We live in a world where it’s normal for a seven-year-old kid to watch three hours of TV every day, or where an 18-year-old spends his entire weekend squirreled away in a basement playing video games and watching pornography. We live in a screen-addicted world where we – parents – are doing our children a disservice by allowing them to fall behind. But we also have the power to change this reality.

4 Realistic Tactics for Raising Kids Without Screen Addictions

There’s no doubt that our world is controlled by mobile devices. Just spend a few minutes in a waiting room, on a bus, or in a coffee shop and you’ll notice that the majority of people have their noses buried in screens. And while there are plenty of productive and useful reasons for using digital devices, our societal overdependence on them is perfectly exemplified in the widespread adolescent addiction that permeates our homes and schools.

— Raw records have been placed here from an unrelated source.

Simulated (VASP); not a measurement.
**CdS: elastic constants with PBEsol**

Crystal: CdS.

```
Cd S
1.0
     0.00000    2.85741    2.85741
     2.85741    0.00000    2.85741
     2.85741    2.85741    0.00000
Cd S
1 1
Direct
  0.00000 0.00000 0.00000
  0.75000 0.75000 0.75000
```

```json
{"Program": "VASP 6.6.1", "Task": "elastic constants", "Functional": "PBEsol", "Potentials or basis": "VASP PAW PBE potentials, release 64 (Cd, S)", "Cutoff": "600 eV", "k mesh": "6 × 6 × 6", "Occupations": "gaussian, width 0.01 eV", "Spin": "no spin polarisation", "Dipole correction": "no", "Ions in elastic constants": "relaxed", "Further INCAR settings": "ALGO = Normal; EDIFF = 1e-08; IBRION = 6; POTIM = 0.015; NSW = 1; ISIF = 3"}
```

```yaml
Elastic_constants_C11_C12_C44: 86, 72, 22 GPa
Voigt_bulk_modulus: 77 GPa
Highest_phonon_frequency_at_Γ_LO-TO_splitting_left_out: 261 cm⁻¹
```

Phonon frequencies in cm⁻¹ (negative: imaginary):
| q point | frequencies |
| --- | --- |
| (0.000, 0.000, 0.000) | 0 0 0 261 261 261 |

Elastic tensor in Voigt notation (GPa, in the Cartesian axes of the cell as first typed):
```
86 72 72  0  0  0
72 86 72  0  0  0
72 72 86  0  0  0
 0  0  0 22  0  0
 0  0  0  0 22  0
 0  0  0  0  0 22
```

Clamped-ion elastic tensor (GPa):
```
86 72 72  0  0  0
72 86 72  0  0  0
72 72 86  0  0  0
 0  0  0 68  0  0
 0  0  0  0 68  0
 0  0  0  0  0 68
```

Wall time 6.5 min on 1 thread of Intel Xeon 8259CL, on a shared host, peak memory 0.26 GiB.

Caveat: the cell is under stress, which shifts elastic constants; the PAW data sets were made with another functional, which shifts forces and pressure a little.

It’s impossible to raise a child in western society without some exposure to screens, but that doesn’t mean your children have to be screen junkies who are constantly looking for the next hit of media or entertainment. With a disciplined strategy, you can raise kids free of digital addiction and bring them up to be functional and productive members of society. Here are some effective (yet realistic) tactics for doing so:

  • Be Intentional With Where You Live

Think about where you choose to live. This will have a significant impact on your child’s interests, activities, and understanding of how things are done. For example, you may find it easier to raise a screen-free child in a suburban or rural area, as opposed to in the middle of a massive city. You also need to think about the specific street, neighborhood, or area of town that you reside in.

Over the last few years, we’ve seen a rise in the number of planned communities that prioritize social interaction and environmental engagement over isolation and screen time. Wildflower – Utah’s first “Active Family Community” – is a great example of this.

“Your immediate environment – and the availability of activities in your area – has a direct impact on your child’s desires and behaviors,” the Wildflower development team explains. “We’ve intentionally designed Wildflower with acres and acres of trails, parks, and open spaces as a way of giving families as many screen free options as possible – right in their very own backyards!”

Be intentional with where you choose to live and your decision to raise low media children will seem like less of a battle.

  • Lead by Example

As you know from personal experience, your children are watching and listening to everything you do and say. If you’re telling them they can’t watch TV, play video games, or scroll through their phone – yet you’re doing these very things – your home will be filled with friction and resentment. The best thing you can do is put the phone down, turn off the TV, and lead by example. Not only will your children respect you more, but you’ll actually develop far more personal and engaging relationships with them.

  • Creation Over Consumption

Technology can either be used for consumption or creation. When you view digital devices through this lens, a solid framework develops for what is and isn’t acceptable.

“Choose creation whenever possible,” best-selling author Joshua Becker suggests. “This is, perhaps, one of the most important distinctions concerning technology that we can teach our children. We can play video games… or we can create them. We can browse Facebook… or we can create places and communities that serve a purpose. There is a place in our world for technological consumption—but as an approach to life, creation trumps consumption every day. Help your children know the difference.”

  • Don’t Demonize Screens

Parents often make the mistake of demonizing screens – or at least that’s the vibe they communicate to their children. However, it’s important to remember that this isn’t a black and white issue. There’s plenty of margin and it’s best to use discretion.

For example, don’t try to redirect your child’s gaze when you’re in a restaurant and he sees a football game on the massive TV across the room. If he likes watching the game, that’s fine. Same goes with friends’ homes. If your child goes over to a friend’s house and the parent puts on a Disney movie, it’s okay! There are certain environments that you can’t control – nor should you try. Focus on the big picture and don’t get lost in the particulars.  

Give Your Children a Leg Up

It’s tempting to feel as if you’re doing your children a disservice by preventing them from indulging in some of the same forms of entertainment that their friends are enjoying. However, you have to trust your discretion and understand that you’re actually giving them a long-term advantage over their peers. By delaying excessive media exposure, you give them the opportunity to activate their imaginations, think creatively, and develop well-rounded social skills that benefit their personal and professional lives. When doubt creeps in, remind yourself that you’re doing the right thing!